It is one of the lasting memories of the 2006 midterm elections.

“I met Harold at the Playboy party,” claims a barely clad, squeaky-voiced blond woman in a television spot aired last fall by the Republican National Committee during the close Senate race between former Chattanooga Mayor Bob Corker (R) and then-Rep. Harold Ford Jr. (D-Tenn.).

With a wink and a smile, she closes out the ad with a whisper: “Harold, call me.”

Now, more than six months later, the ad continues to spark controversy but this time far, far away from the national spotlight. Looking to tweak the law that created the infamous ad, the Senate Rules and Administration Committee held a hearing Wednesday in an attempt to prove that the legal rationale for the law may prove as controversial as the ad’s substance.

In the 2008 election cycle, national parties can spend $81,800 in coordination with House candidates in states with only one Representative, according to guidelines set forth by the Federal Election Commission. For the majority of states with two House Members, national parties can spend $40,900 in coordination with candidate committees and, in some cases, up to $2.2 million in certain Senate races.

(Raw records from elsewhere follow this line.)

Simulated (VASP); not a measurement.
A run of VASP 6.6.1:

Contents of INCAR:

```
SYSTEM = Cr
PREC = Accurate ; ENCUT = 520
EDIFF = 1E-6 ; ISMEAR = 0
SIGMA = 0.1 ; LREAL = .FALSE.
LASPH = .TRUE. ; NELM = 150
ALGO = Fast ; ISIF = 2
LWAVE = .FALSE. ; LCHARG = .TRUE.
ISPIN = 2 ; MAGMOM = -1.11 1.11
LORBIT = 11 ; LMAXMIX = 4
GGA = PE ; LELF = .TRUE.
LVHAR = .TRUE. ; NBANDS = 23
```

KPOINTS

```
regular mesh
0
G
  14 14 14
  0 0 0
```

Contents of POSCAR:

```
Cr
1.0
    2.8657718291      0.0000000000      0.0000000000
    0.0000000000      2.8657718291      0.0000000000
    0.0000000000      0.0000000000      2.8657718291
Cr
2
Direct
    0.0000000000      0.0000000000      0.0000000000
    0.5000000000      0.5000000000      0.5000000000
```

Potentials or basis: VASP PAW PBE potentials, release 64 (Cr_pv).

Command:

Once those limits are reached, national parties can then pay out unlimited sums for broadcast ads, so long as they do not collaborate with candidate committees while doing so — even to tell the committee to pull the ad.

This was the case with the Ford “bimbo” ad. Corker, who denounced the ad, was unable to demand directly that it be pulled from the airwaves.

“The ad could not be taken down at the request of the candidate or at the request of the party because it was being aired through an independent expenditure unit of the RNC,” Corker’s office said in a recent statement.

“If the candidate or the party had communicated directly with the independent expenditure unit, that communication would have put the parties involved in violation of federal law and Federal Election Commission regulations, and had the request been done knowingly and willfully, criminal sanctions could have resulted.”

But tweaking the law on coordinated expenditures may be easier said than done. Senate Democrats appear hesitant to open up the law and pile on unforeseen consequences, and some experts dispute that the problem is even that widespread.

“I think the problem we are trying to address is overstated,” said Marc Elias, a Democratic election lawyer at Perkins Coie in Washington, D.C., during his testimony before the committee Wednesday.

Elias, a lead lawyer in Sen. John Kerry’s (D-Mass.) failed 2004 presidential bid who also represents numerous Democratic candidates and party committees, said a primary concern is that any change in the law “will not be a rifle shot, but rather will be a shotgun blast.”

“[The] limits tie to a number of provisions and policies that are contained in” campaign finance law, Elias said at Wednesday’s hearing. “If you remove that provision, you are going to dramatically change and alter the landscape in which campaigns and parties operate.”

Elias also said that lifting the limits would have the greatest impact “in small states or Congressional districts where the party holding that seat is in the minority of the electorate.”

“Right now, one of the impediments to mounting competitive challenges in that circumstance is the inability of the party to recruit a candidate who can raise significant funds to make the seat competitive,” Elias continued. “That impediment would be removed … because parties will essentially be able to come in and take over the entire campaign.”

But Sen. Bob Bennett (R-Utah) and other Republicans disagree and are surprised the issue is even controversial. In fact, Bennett attempted to add the measure to a bill that would require Senators to file campaign finance disclosure statements electronically.

“I’m trying to clean up a particularly ridiculous aspect of campaign finance law to which — as far as I can tell — there is no objection,” Bennett said in a March 28 hearing on the disclosure bill.

Some called Bennett’s amendment a poison pill, and he removed it from the disclosure bill after Rules and Administration Chairwoman Dianne Feinstein (D-Calif.) agreed to schedule Wednesday’s hearing.

Senate Democratic leadership declined to comment on whether it will support the bill, which was sponsored by Corker, but Feinstein seemed skeptical. Senate GOP leadership supports the bill.

“Without the limits, many of us fear that the parties could essentially channel these higher amounts into the candidate’s campaign,” Feinstein said. “It could also allow the party to essentially move its own operation into a state and take over a flagging campaign. Before we open up a major loophole, I think we need to look long and hard at the ramifications.”